Who Buys Business Intelligence?

January 22, 2010

In December 2009, I printed out the write up “Business Intelligence (BI) Procurement Survey Results”. I am not into business intelligence, but I am interested in information about the procurement of enterprise software and systems. I read this document on the flight to Detroit earlier this week, and I noted several factoids or semi factoids that struck me as important.

The article appeared in a blog produced by MAIA Intelligence:

a company committed to developing and continually improving powerful Business Intelligence reporting and analysis products to meet the needs of corporate implementations, application service providers and value-added resellers. We serve each of our clients with integrity. No single client is more important than our professional reputation.

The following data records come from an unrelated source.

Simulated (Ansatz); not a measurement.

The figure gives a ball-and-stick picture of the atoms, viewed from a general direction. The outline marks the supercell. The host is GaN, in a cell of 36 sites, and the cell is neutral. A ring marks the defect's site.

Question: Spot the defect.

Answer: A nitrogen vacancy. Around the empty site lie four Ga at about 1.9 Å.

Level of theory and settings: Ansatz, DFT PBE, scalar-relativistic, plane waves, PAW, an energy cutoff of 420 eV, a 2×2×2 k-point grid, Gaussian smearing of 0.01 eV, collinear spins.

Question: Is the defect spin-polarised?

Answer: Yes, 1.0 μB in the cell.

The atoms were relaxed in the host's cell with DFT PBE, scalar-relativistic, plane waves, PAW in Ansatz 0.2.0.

I profiled MAIA Intelligence for a client a couple of years ago, and it is clear that the firm has invested some money in its Web site and its information outreach activities. Like most surveys, there is not much data about the size of the sample, the methodology for selecting the sample, margin of error, and the other stuff that annoys first year statistics students.

Nevertheless, here are the items that I circled on my hard copy:

  1. Marketing, finance, and senior executives are the folks who are the top dogs when it comes to business intelligence. Information technology folks don’t care too much.
  2. The person who says “yes” or “no” to a business intelligence purchase is usually a C level executive. This horrible convention for referring to top management means that a person who is in charge makes the decision.
  3. The typical business intelligence purchase takes less than six months. In short, the cost of the sale is going to be high from follow ups, handholding, and the negotiation process
  4. Those in this sample reported that an in house installation was the preferred approach.

You can review the survey results and pluck your own gems from the write up. I am wondering how long it will take for business intelligence companies to shift their clients to a hosted or cloud based solution. The bottleneck for business intelligence is getting custom queries into the system. With search vendors starting to offer business intelligence solutions, will this trend have a material impact on the business intelligence world. IBM owns a number of business intelligence properties, and there are bunch of small and mid sized firms in the space.  The Google has some interesting capabilities in this area as well.

My conclusion is that I am not sure that I know what “business intelligence” means. It is like “enterprise search”: confusing, fragmented, and capable of supporting conflicting claims that a potential buyer has a tough time interpreting.

Stephen E Arnold, January 21, 2010

Okay, another free post. I will report this sad fact to one of the agencies responsible for intelligence. They have a need to know.